Buying a new home should be an exciting time for you. What you do not want are some bad surprises that sometimes go along with the home buying process.
It is not funny when you find out that the house you just bought has squirrels living in the attic or the house has a leaky roof that has been leaking for a long time, or that water is spraying on the wall behind the tiles in the bathroom and as soon as you lean against it first time, the whole wall collapses. Or what if your new home is located in a bad neighborhood where drive-by shootings are a part of your Saturday night entertainment?
How about a different kind of surprise? You go to the closing and the contract you signed has some fees attached that you missed reading because it was buried in the fine print and you are responsible for several hundred dollars that you were not expecting to have to pay.
What about moving into your new home only to find out there are no appliances because you didn't read that the former owners were taking the stove and refrigerator with them? Or finding out that the storage shed in the back you thought you were getting is now gone? Or discovering that all the ceiling fans were removed?

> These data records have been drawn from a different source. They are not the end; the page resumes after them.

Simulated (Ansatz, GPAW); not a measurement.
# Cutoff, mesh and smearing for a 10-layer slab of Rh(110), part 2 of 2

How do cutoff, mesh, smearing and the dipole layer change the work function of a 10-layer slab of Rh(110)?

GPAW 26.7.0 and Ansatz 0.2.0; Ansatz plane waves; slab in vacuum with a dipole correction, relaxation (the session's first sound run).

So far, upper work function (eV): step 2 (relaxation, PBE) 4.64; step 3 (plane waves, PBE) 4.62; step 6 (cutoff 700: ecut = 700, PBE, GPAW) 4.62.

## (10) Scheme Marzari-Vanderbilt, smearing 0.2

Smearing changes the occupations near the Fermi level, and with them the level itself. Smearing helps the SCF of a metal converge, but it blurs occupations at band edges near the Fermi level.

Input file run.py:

These are the kind of surprises that new home buyers do not want. There are ways to avoid surprises like these.
First, learn about the neighborhood before you agree to buy a home. A quick Google search will take you to the chamber of commerce site which will tell you all the good things about an area. The chamber of commerce wants to sell the city, remember. Find the local newspaper and read it. Most newspapers in the US have online versions, so reading the newspaper several days in a row may give you an idea about an area of town, particularly if it is a bad area of town.
Detailed statistics on any town can be found at www.city-data.com. This site covers every major city in the US. For weather information, go to www.weatherbase.com. Additional information can be gotten from the chamber of commerce or from a local Realtor. Write down your list of questions before you call so you will not forget to ask something that is important to you. Ask about libraries, jobs, crime, shopping and restaurants, schools, parks, or anything else that interests you. When asking about neighborhoods, a Realtor or a city official may be reluctant to tell you if an area is bad. Ask some questions and then read between the lines when they answer: Where are there a great number of rentals? Where is the oldest section of town? Has it been restored? Is there a college or university in the area?
If you are able to visit a town before buying, drive around to find an area you may like. If you see someone outside in that neighborhood, stop and talk to them for a few minutes. Go to a local tavern or bar and talk to the people in there. You can get a lot of insight into an area this way. Just remember that people sometimes exaggerate, but you can still get a feel for an area.
It is a good idea get a home inspector's check list and take it with you while viewing a home. Use it as your guide to things to look for when viewing a home. You can pass any information you may find onto the property inspector.
Once you are fairly certain you want to buy a home, walk around the block and see if there is anyone outside that you can talk to. They will tell you about noisy neighbors, recent crime and other interesting information.
The most important thing many potential home buyers is to always have a lawyer look over the contract before you buy a home. This cannot be stressed enough. Always have a lawyer look over your contract before you sign. They can explain the contract to you, using simple terms that you can understand and you will avoid many legal surprises that way. You will know if the former owners plan to take the refrigerator, ceiling fans and the storage shed out back. Also you will know about any hidden fees or at the very least, you will know exactly what you have to pay at closing.